CRC error

flapflap flapflap at
Tue Jul 29 00:44:27 CEST 2014

pedro.markov at
> You lost me with the "emails" stuff. ( i don't know what do they have to do
> in this topic)
> What I'm saying it is pretty easy, I'm bad with passwords, so i rather
> damage the key than remember a password.
> After the answers that people gave me, i improved so much my
> method, so this is a step by step.
> 1) Create keypair, and give some hint in the comment,
> so you don't forget it for exmple "what was your first girlfriends
> name?" or some silly
> question. (This is just for extra protection. You could even write the
> real password on the comment
> but be aware that this will be public on your public key)
> 2) Export the public and secure key.
> 3) Remove the keys from keyring, and re-import the public key.
> 4) Damage my private key.  (Ex: inverse X and X line, Replace X and X
> characters, etc.)
> 5) Encrypt everything that you have to encrypt with the public key, you
> can even make it "Public".
> With this method, the day that you try to decrypt your data you wont
> need to remember a password.
> Also, if some Mallory gets in to your computer/server/whatever even if
> he gets a copy of your private key he won't
> be able to load it and try to use Brute force on it. He will need to
> repair the key before ( and good luck for that )
I'm pretty sure (though more knowledgeable people should comment on this
to clarify) that the changes/"damaging" you do (basically symmetric
operations via you keyboard) are much weaker than real cryptographic
GnuPG - if you specify a passphrase - stores the secret key encrypted.
If an attacker gets his/her hands on the secret key, s/he can do nothing
with it. So GnuPG already does what you need/want.

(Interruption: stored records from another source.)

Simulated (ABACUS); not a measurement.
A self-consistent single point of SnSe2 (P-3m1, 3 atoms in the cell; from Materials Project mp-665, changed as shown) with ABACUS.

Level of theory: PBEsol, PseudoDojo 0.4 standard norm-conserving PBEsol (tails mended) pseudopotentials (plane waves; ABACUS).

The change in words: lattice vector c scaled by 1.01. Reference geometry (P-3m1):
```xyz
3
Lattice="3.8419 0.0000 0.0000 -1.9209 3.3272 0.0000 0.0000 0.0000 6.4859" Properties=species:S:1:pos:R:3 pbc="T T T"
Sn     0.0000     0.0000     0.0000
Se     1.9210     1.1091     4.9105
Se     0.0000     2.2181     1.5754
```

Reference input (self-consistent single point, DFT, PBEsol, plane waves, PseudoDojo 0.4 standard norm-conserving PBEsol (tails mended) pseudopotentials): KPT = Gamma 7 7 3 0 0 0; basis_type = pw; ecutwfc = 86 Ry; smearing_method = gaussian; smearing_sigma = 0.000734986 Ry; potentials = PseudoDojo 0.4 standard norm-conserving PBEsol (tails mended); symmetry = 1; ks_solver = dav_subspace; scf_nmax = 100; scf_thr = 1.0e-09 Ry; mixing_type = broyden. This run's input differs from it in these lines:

I understand that you don't like to remember the passphrase, but it's
less secure and convenient to manually fuddle with the keyfile (which is
also some kind of "passphrase", but much weaker than using GnuPG).

Are you aware of ?
It should be pretty easy to get to an easy-to-remember passphrase, just
think of some strange situation/image/... that's worth to remember.
E.g. "eleven camels climb on mt. everest for skiing"
(don't use that one of course as it's public now)

And if you type it a couple of times/regularely, because you need to
decrypt/sign emails/files/..., it should be easy to remember in the long

> Note. I think that for extra security i will generate the keys in a usb
> stick that i'll overwrite
> with zeros after corrupting the private key. This will prevent some
> smart mallory from using
> software as testdisk to recover deleted data.
Logically overwriting contents on a flash drive does not necessarily
overwrite the data on the physical medium. Flash drives use
wear-leveling algorithms that map the logical to physical addresses, to
limit the damages/wear-out due to writing the same physical locations
too often. So if you "overwrite" a logical address, your written data
actually goes to another physical cell and the old data is still there.
An attacker that just unsolders the flash ICs could read the entire
physical data, including what's not visible from the logical/software layer.